You can read an overview of this Numerical Linear Algebra course in this blog post. The course was originally taught in the University of San Francisco MS in Analytics graduate program. Course lecture videos are available on YouTube (note that the notebook numbers and video numbers do not line up, since some notebooks took longer than 1 video to cover).

You can ask questions about the course on our fast.ai forums.

Topic modeling is a great way to get started with matrix factorizations. We start with a **term-document matrix**:

(source: Introduction to Information Retrieval)

We can decompose this into one tall thin matrix times one wide short matrix (possibly with a diagonal matrix in between).

Notice that this representation does not take into account word order or sentence structure. It's an example of a **bag of words** approach.

Consider the most extreme case - reconstructing the matrix using an outer product of two vectors. Clearly, in most cases we won't be able to reconstruct the matrix exactly. But if we had one vector with the relative frequency of each vocabulary word out of the total word count, and one with the average number of words per document, then that outer product would be as close as we can get.

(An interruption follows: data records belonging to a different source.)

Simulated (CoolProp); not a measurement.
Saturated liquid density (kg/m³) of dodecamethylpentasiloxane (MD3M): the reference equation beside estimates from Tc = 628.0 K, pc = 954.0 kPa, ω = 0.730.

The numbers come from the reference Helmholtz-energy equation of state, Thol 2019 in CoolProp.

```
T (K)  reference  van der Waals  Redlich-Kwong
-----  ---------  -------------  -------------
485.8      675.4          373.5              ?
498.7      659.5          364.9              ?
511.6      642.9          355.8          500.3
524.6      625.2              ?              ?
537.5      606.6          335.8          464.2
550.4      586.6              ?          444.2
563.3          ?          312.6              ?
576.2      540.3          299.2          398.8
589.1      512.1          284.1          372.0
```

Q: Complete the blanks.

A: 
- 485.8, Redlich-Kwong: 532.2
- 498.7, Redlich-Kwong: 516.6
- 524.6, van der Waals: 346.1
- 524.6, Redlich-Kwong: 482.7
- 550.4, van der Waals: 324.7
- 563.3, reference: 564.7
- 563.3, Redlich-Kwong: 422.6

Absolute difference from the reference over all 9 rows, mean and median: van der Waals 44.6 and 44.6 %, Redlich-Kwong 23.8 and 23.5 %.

Now consider increasing that matrices to two columns and two rows. The optimal decomposition would now be to cluster the documents into two groups, each of which has as different a distribution of words as possible to each other, but as similar as possible amongst the documents in the cluster. We will call those two groups "topics". And we would cluster the words into two groups, based on those which most frequently appear in each of the topics.

We'll take a dataset of documents in several different categories, and find topics (consisting of groups of words) for them. Knowing the actual categories helps us evaluate if the topics we find make sense.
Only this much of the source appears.